The following sample code (by Python and C#) shows how to use SparkSession.
SparkSession
- SparkSession is an entry point to your spark application since Spark version 2.
- SparkSession wraps all different contexts (SparkContext, SQLContext, HiveContext, …) to a single entry point.
- You can create as many SparkSessions as you want.
- In the Spark shell, such as PySpark shell, the SparkSession object (named as “spark”) is created for you.
- In the application, you need to create a SparkSession object.
Builder Class
The Builder class provides the following methods.
class Builder(object):
# sets the master URL
# local: run locally
# local[4]: run locally with 4 cores
# spark://master:7077: run on Spark standalone cluster
def master(self, master):
# Sets a name for the application
def appName(self, name):
# returns a valid global default SparkSession
# if there is no existing one, create a new SparkSession
def getOrCreate(self):
# sets the config options
def config(self, key=None, value=None):
Spark Properties
https://spark.apache.org/docs/latest/configuration.html
SparkSession Methods or Properties
- version: returns the Spark version
- conf: returns configurations
- sparkContext: returns a SparkContext
- sqlContext: returns a SQLContext
- createDataFrame(): creates a DataFrame from a collection and an RDD
- read(): returns an instance of “DataFrameReader”, used to read records from various sources (parquet, csv, json …)

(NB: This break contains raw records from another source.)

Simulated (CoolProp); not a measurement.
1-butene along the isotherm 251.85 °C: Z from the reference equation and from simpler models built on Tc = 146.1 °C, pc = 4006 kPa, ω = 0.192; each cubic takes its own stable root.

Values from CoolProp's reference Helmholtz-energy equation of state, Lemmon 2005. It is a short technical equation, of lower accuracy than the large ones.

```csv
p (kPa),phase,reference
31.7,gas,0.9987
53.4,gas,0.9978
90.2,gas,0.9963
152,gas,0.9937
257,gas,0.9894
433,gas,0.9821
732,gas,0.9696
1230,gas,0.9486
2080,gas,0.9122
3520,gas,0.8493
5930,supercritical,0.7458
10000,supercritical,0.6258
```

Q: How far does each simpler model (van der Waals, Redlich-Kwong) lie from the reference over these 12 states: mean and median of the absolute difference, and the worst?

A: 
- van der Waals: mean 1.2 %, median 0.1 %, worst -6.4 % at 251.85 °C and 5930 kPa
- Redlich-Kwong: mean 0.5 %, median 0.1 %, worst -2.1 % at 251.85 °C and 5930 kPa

- readStream(): returns an instance of “DataStreamReader” used to read streaming data
- newSession(): creates a new SparkSession – static
- stop(): stops the current SparkContext
- udf(): creates a UDF (User Defined Function) to use it on DataFrame, DataSet, and SQL
Data File
- N/A
Result
Python Application
from pyspark.sql import SparkSession
from pyspark.sql.functions import *
if __name__ == "__main__":
# create a session with the builder
spark = (SparkSession
.builder
.master('local[2]')
.appName("spark-session")
.config('spark.sql.shuffle.partitions', 5) # 200 default
.config('spark.executor.memory', '512m') # 1g default
.getOrCreate())
print('Spark Version: ' + spark.version)
# get Spark Context options
print('==================')
for conf in spark.sparkContext.getConf().getAll():
print(conf)
# get Spark SQL options
print('==================')
(spark.sql('SET -v')
.select(col('key'), col('value'))
).show()
# update the config
print('==================')
print('partitions: ' + spark.conf.get('spark.sql.shuffle.partitions'))
spark.conf.set('spark.sql.shuffle.partitions', 6)
print('partitions: ' + spark.conf.get('spark.sql.shuffle.partitions'))
spark.stop()
C# Application
using Microsoft.Spark.Sql;
using static Microsoft.Spark.Sql.Functions;
using System;
namespace MySpark.Examples.Basics
{
internal class SparkSessionCheck
{
public static void Run()
{
SparkSession spark =
SparkSession
.Builder()
.Master("local[2]")
.AppName("spark-session")
.Config("spark.sql.shuffle.partitions", 5) // 200 default
.Config("spark.executor.memory", "512m") // 1g default
.GetOrCreate();
Console.WriteLine("Spark Version: " + spark.Version());
// get Spark Context options
Console.WriteLine("==============");
foreach(var conf in spark.SparkContext.GetConf().GetAll())
{
Console.WriteLine(conf);
}
// get Spark SQL options
Console.WriteLine("==============");
spark.Sql("SET -v")
.Select(Col("key"), Col("value"))
.Show();
// update the config
Console.WriteLine("==============");
Console.WriteLine("Partitions: " +
spark.Conf().Get("spark.sql.shuffle.partitions"));
spark.Conf().Set("spark.sql.shuffle.partitions", 6);
Console.WriteLine("Partitions: " +
spark.Conf().Get("spark.sql.shuffle.partitions"));
spark.Stop();
}
}
}